I did my annual National Association of Broadcasters (NAB) ½ day finance presentation in our nation’s capital. It was a hot and muggy day as is almost always the case in Washington D.C. These classes are always great. Most of the attendees are owners or general managers of local television and radio businesses with a few of the big broadcasters mixed in. I always enjoy training small business types. Their issues and interests are closer to my own.
The questions in the class center around two things that all small business owners focus on financially. The first focus is EBITDA (earnings before interest taxes depreciation and amortization). This metric is important to these folks because they know that most small businesses are valued by a multiple of EBITDA. For example, if your business does $2 million EBITDA and your industry is selling businesses at around 7 times EBITDA, you are likely to sell your business for about $14 million. You can imagine with this group, growing EBITDA is important. It also helps to understand why EBITDA is so critical to potential investors. (EBITDA gives an investor a quick look at both profit and potential cash flow in one metric).

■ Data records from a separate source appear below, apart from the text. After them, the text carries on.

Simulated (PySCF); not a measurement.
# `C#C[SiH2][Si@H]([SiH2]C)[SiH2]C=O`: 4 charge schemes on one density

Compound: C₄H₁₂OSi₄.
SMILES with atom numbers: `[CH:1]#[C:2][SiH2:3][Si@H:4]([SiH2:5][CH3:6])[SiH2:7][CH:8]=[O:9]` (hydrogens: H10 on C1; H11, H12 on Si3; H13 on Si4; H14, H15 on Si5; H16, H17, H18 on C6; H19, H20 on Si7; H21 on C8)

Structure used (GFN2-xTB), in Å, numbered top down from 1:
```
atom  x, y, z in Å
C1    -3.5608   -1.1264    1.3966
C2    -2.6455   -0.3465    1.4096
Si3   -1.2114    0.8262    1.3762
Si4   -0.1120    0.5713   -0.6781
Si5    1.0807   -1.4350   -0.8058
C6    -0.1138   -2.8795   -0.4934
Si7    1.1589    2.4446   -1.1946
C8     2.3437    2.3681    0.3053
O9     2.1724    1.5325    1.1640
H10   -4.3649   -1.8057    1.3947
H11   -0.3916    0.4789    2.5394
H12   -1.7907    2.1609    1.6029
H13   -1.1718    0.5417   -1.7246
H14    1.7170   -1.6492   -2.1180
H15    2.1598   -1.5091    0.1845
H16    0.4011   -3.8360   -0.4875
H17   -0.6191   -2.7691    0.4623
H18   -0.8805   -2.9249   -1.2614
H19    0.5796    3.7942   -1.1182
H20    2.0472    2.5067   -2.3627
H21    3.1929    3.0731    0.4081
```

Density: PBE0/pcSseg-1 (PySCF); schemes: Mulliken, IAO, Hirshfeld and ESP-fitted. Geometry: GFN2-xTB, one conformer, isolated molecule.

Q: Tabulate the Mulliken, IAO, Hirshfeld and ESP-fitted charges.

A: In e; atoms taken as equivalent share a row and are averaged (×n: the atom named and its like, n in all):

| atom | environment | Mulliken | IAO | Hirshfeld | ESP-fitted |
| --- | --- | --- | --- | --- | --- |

The second focus for these small business operators is cash flow. In a small business you know that when you run out of cash and miss payroll the party is over. As you grow and need to raise money, your ability to raise cash through banks and other finance resources is linked to your ability to generate cash in the business, so cash is always cool to these folks.
There is always lots of good questions and discussion. The hotel I stayed at is called the Topaz right next to NAB offices; it’s a nice boutique hotel. I like getting out into the muggy city to see the Smithsonian art gallery. There is nothing like some great finance mixed in with a little Van Gogh and Monet.